Modular Mission Framework (Behavior Trees)

A screenshot of the ‘Behavior Trees IDE’ - A drag/drop GUI that allows users to create the behavior trees that will define their autonomous vehicle’s behavior. Shown here are three trees designed for a vertical takeoff vehicle.

This framework allows engineers to create complex behaviors/missions easily by arranging nodes into a Behavior Tree (Colledanchise 2017). My vision for this project was to create a mission framework that treated pieces of autonomous functionality as though they were LEGO bricks - modular, reusable, and expressive in the number of ways the individually simple elements can be combined to create something nuanced and complex. With this vision in mind, I pioneered this project myself, building an early prototype on weekends before making a pitch for funding to leadership. It has since grown into a multi-engineer effort, has produced a patent application, and is poised to be the mission structure on several autonomous vehicles.

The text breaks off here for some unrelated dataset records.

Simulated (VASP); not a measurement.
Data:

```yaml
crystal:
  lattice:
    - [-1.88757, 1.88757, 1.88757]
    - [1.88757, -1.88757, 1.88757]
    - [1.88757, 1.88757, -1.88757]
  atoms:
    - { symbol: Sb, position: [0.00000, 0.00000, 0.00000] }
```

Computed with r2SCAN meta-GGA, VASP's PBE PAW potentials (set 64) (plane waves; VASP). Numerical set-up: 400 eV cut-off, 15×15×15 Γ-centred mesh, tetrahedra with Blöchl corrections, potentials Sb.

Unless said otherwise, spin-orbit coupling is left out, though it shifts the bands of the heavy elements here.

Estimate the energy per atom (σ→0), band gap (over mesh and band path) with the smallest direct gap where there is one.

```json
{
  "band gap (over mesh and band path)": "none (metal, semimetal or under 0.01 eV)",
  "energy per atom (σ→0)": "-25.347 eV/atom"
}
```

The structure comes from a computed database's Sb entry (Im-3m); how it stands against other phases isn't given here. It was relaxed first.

In this short demo, I open a behavior file and expand/collapse some of its branches before I open a branch called 'delivery.beh'. I then delete a leaf node from the branch and show how I might add that leaf node back by dragging/dropping it and filling in the necessary parameters. I then simulate the execution of this behavior and show how the status of the nodes is color-coated in real time.
 
 

Beyond Behavior Trees

Behavior Trees provide many benefits in terms of their re-usability and expressiveness but have only been documented to do so on small scale robotics applications and in the video game industry. How can these benefits be transferred to the scale and safety-rigor of an aerospace company wishing to deploy a common mission framework across many different autonomous vehicles? This is the problem that I set out to solve with this project and one that I am confident that I have found a solution for.

By implementing Behavior Trees in a distributed environment, nodes can be created, tested, and certified as separate software entities allowing them to be exchanged between projects easily regardless of the language they were written in. The design also features a unique approach to parameters that allows nodes to share information with one another in a systematic fashion. This makes the reuse and reconfigurability of nodes far more likely.


Code

I created the initial prototype of the framework in Python for its ease-of-use but later transferred the core execution module to C++ with the help of a teammate. I also wrote the GUI code in Python using PyQt.

Screenshot of Python class definition for the Sequence Node type


Screenshot of figure from patent application

Patent Application

While Behavior Trees themselves are an established autonomy paradigm, this work allowed me to make several novel contributions that are captured in a patent application that was submitted in May 2020.